Thursday, 4 December 2014
From Carbon - Manchester Deaf Institute - 22nd November
From Carbon recently sold out The Deaf Institute in Manchester for the launch gig of their album Wealth. Chris D Taylor very kindly offered to review the show for us.
Collectively, the members of From Carbon have been writing and making music for a long time. They are all experienced, competent musicians and this was obvious to anyone who was present at the launch of their debut album ‘Wealth’ where the Manchester-based band produced a wonderfully accomplished, strong twelve-song set laden with quality which saw them impress and astound their old, loyal fans and hopefully gained them some new followers too during the sixty-odd minutes they were on stage.

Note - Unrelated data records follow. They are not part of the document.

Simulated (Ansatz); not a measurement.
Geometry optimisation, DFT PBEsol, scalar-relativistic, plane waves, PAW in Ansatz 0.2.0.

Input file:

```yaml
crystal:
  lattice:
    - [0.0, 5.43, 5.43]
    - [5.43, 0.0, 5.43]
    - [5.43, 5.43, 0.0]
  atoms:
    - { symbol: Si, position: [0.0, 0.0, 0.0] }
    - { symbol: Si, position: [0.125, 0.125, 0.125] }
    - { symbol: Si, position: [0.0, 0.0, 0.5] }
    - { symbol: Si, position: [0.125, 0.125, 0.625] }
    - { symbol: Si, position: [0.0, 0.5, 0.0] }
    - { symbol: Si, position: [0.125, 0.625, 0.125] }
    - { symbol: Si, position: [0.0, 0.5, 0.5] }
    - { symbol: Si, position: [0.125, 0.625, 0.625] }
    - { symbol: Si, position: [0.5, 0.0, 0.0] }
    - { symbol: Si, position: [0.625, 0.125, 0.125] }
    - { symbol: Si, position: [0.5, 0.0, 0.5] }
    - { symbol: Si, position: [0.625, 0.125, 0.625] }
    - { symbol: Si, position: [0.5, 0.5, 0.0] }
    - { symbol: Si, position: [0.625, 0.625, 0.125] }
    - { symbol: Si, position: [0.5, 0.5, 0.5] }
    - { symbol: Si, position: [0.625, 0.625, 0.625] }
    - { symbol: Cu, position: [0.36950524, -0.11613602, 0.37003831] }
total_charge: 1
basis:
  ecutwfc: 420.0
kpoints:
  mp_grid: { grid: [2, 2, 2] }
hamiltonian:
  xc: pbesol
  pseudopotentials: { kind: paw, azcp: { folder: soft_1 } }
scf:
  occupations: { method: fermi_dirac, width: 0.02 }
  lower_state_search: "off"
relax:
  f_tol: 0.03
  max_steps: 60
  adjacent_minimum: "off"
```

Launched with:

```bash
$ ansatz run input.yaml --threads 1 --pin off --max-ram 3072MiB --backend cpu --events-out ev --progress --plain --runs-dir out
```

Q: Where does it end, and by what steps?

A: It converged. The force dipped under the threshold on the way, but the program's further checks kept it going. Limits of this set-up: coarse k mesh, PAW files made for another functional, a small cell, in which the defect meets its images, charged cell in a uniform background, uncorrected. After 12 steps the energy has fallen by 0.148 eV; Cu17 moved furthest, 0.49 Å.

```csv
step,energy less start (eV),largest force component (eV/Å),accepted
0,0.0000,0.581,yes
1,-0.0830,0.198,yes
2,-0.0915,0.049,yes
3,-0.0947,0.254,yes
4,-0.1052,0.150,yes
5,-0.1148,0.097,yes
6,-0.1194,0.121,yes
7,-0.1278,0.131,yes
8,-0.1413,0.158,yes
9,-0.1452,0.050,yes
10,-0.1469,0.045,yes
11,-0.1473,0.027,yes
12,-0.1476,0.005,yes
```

Led by singer-songwriter and occasional guitarist Scott Harvey, the band began with ‘Velvet’ the opening track from their album. Melodic percussion from accomplished drummer Jason Coverdale accompanied with Adam Smethurst’s snarling guitars set the mood for an evening of no nonsense soft rock music. Others followed, like the unashamedly James-inspired ‘Spirit’ and the aptly titled ‘Pure’ with violinist Sarah Hinkley bringing sumptuous strings to the party.
Such is this musical diversity that gives From Carbon their appeal and likeability and elevates them above these three-chord guitar, art-school, math-rock outfits spewing vitriol that seem to gain all the plaudits. It would be wrong to label them as pop or rock. They would seem to be a band that has a variety of musical influences amongst their members yet are very much grounded and retain an originality and honesty about their work.
The venue suited the band perfectly. Holding a couple of hundred people (the band could’ve easily sold out a place double the size); it had an atmosphere that you can easily lose playing at theatres and arenas. That isn’t to say From Carbon should continue to play smaller clubs, but some things are better played to a handful of loyal, appreciative fans, packed as tight as sardines cheering on a band stood on a stage no bigger than a milk crate, than being miles away in the darkness watching their favourite band on the big screen in an emotionless arena.
‘Mountains’ gave us a quiet moment of reflection. Dedicated to ‘Fudge’ - a close family friend and relative to some – Harvey sang his erudite, meaningful lyrics with passion and warmth in an acoustic led rockier performance before playing the poignant ballad ‘Demons’ - a particular fan favourite.
But if there is one song that encapsulates the band, and indeed the performance itself that night, is the gorgeous ‘Sad Apples.’ Fiona McBurnie’s delicate piano licks, Hinkley’s heavenly strings and Harvey’s gentle, honest emotive lyrics sang with real feeling and honesty, it tells a story of mistakes made but with a theme of hope and salvation. For me, it tells the story of how far the band has come to get here, and how far they can go in the future.